It is challenging when team is spread across multiple offices and has different areas of expertise. I try to set clear goals and role profiles of team members, setting the priorities right and most importantly leveraging technology tools, such as video conferencing and cloud platforms, to facilitate effective communication and real time collaboration among team members. It is also important to continuously develop their skill sets through regular trainings particularly in our dynamic and evolving field of taxation.

During your time at Ernst & Young, you worked on advising prospective resolution applicants on acquisitions under the IBC regime. What were some of the most challenging aspects of dealing with distressed undertakings in terms of taxation?

One of the most challenging aspects of dealing with distressed undertakings in terms of taxation was the uncertainty and complexity of the tax implications arising from the resolution process. For instance, we had to assess the tax impact of various structures to implement target acquisition, such as debt restructuring, asset sale, merger or demerger etc. We also had to consider the tax implications of any write-off or waiver of debt, as well as the tax treatment of any losses or unabsorbed depreciation carried forward by the corporate debtor. Furthermore, we had to keep abreast of the evolving regulatory and judicial developments in this area, as there were many unresolved issues and conflicting interpretations regarding the taxation of distressed undertakings under the IBC regime.

From your experience in handling tax litigation and representation before various authorities, what are some key strategies you employ to achieve favorable outcomes for your clients?

It is already well emphasized and there are no two views about it. What is of paramount importance is thoroughly digging and understanding facts of the case. It is also an art to get complete set of facts out from a client and once a lawyer is aware of facts, I would say half the battle is won. Certainly researching and preparing legal arguments and presenting effectively is other part of the coin.

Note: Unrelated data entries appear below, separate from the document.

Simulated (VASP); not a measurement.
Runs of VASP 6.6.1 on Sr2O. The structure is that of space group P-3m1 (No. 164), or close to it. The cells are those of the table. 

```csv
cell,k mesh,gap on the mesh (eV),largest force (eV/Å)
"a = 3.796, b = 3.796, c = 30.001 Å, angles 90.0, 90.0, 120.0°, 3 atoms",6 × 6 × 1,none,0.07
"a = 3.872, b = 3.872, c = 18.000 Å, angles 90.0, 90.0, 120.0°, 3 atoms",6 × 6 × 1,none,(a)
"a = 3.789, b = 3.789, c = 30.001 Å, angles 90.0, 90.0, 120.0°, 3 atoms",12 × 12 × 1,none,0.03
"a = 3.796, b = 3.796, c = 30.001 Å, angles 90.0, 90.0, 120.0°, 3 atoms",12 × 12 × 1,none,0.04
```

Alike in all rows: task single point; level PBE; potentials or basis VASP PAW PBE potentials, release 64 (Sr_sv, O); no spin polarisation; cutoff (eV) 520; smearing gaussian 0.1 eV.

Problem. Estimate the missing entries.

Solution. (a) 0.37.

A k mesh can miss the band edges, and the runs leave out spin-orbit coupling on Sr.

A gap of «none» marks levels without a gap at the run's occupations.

I also prepare clear and persuasive arguments and evidence to support my client’s position and challenge the opposing party’s claims. Also, I believe litigation is not all about fighting only for the sake of it. What I have learnt from my seniors is to not force clients into prolonged litigation and wherever possible seek to resolve the dispute through negotiation or settlement.

You’ve also been involved in assisting FPI clients with Indian tax compliances. Can you share some insights into the specific challenges and considerations that foreign investors face while navigating the Indian tax landscape?

One of the main aspects of my work was to help FPIs comply with the Indian tax laws and regulations be it advisory, compliances or litigation. Some of the challenges and considerations that FPIs face while investing in India are:

– The classification of FPIs into different categories given their unique structures in their home jurisdiction and navigating the same into Indian jurisprudence based on tax treaties

– The withholding tax obligations on various types of income, such as dividends, interest, capital gains, and royalties, and the availability of tax treaties and lower rates for certain jurisdictions.

– The reporting and documentation requirements for FPIs, such as filing of tax returns, furnishing of certificates, and maintaining of books of accounts and records. I witnessed how EY was a flagbearer in implementing automated processes for doing these tasks and the amount of effort and investment that went into doing so.

– The risk of tax audits, assessments, and disputes by the Indian tax authorities, and the options for resolution and appeal.

With a substantial background in IBC litigation and commercial arbitration, what advice would you give to businesses or individuals who may find themselves in insolvency situations?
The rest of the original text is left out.